Archived Discussions

Volker Knapp, Consultant bei WealthLab

Saturday, August 1, 2015

IMO you hit the check-pot. Take a look at BCR from last week. It was just the high that was out of bounce. Probably all data providers report $201.73 as the high.

https://www.dropbox.com/s/f5q37dzvzj8qbha/BCR%202015-07-28.png?dl=0

This is just one of many examples of bad data on EOD basis. I am not sure how you can clean data on a tick level.

We actually cleaned our WealthData on tick level to create clean EOD data for us and soon for our customers. Doing it for a few hundred symbols took over a year... and still having errors in it (I am sure).

There are so many reasons for data to go bad, at the tick level in real life trading it seems even harder. Why do you all want to trade in such a competitive environment? What is your annual expected return and largest drawdown?

Adrian Pitt, Independent Investment Management Professional

Sunday, August 2, 2015

I don't have any real experience at dealing with US stocks on a tick level time frame, but I do know MANY of the stocks can be extremely erratic. Here's the thing. Let's assume you acquire a database and eliminate all errors and create your model. How do you plan going forward to eliminate errors REAL TIME? How will your model hold up when errors start occurring? I would suggest there are more problems simply from the regular volatility of short term fluctuations than any issues with data errors. Virtually every real time data provider has filters that will block out most obvious errors. If you find you worry excessively about data errors then you are directing your stress in the wrong direction and need to rethink your major concerns. Something that is INFINITELY more important than worrying about the occasional bad tick slipping through the filters, is the robustness of your model to handle it over time. If your model is so fine tuned not to be able to handle get punched in the head now and again, then frankly your model sucks : )

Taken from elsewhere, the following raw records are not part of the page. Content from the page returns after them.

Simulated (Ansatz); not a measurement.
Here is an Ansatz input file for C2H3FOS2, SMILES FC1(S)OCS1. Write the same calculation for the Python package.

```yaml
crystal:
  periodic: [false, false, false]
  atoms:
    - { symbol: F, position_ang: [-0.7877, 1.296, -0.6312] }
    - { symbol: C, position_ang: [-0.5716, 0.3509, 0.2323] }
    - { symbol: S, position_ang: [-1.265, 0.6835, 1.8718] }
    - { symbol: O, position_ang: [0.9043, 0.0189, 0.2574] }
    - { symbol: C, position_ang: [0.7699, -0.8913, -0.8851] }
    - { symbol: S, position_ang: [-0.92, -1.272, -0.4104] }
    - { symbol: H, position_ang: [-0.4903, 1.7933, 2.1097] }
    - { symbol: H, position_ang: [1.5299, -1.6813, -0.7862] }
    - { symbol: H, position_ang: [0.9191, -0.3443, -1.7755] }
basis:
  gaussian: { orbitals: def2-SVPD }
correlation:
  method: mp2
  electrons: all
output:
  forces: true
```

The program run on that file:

Fred Quatro, Programmer/Analyst at ATS

Tuesday, August 4, 2015

Charles: Like Sam said, I think these ticks are out of order. If we "cut and pasted" a cluster of ticks just one second later (or earlier), they seem to fit right in. We track the exchange code with each tick , but haven't found a pattern yet.

Adrian: We use the same cleaning algorithm for our live feed as we do for our backtesting. We are always aware of latency. We also 'measure' the condition of the live feed and handle our trades accordingly.

Fred Quatro, Programmer/Analyst at ATS

Tuesday, August 4, 2015

Volker: It's no surprise it took you more a year to clean over one-hundred symbols. We will have to slightly tweak our cleaning algorithm for each symbol. Tedious, but worth it for safety.

Richard Barden, Senior Sales, Real-Time Business at Morningstar

Tuesday, August 4, 2015

Interesting thread - as someone who works for a vendor that has a large historical tick data service, we are well aware of a lot of these issues. Suffice to say that data, like our world, is imperfect and as Adrian suggests, your model needs to be able to cope with that. Exchange traded data feeds will have outages, fat-finger errors, 'snake-in-the-grass' trades and all sorts of other strange but legitimate (real) events. And exchange data feeds are generally much cleaner/mor predictable than OTC ones.

Adil Reghai, Responsable Recherche Quantitative Dérivés Actions et Matières premières chez Natixis

Tuesday, August 4, 2015

Data is not and will never be perfect or clean. I believe that one should see data as some possible path and build a stream of paths around it. Then one can understand deeply how sensitive any further treatment can be. If the impact is low no need to do more cleaning...

Volker Knapp, Consultant bei WealthLab

Tuesday, August 4, 2015

There is so much to say about data. First thing would be what market is it? Forex, futures, stocks...

Then you have to look at the time frame you want the data. The shorter the time frame is the more you have to deal with issues like: Delayed data (I talk milliseconds), Internet connection, pings, filter or correcting data (in real time). Now you have to ask yourself if the correction you apply in RT are the once you applied to your test data... it goes on forever.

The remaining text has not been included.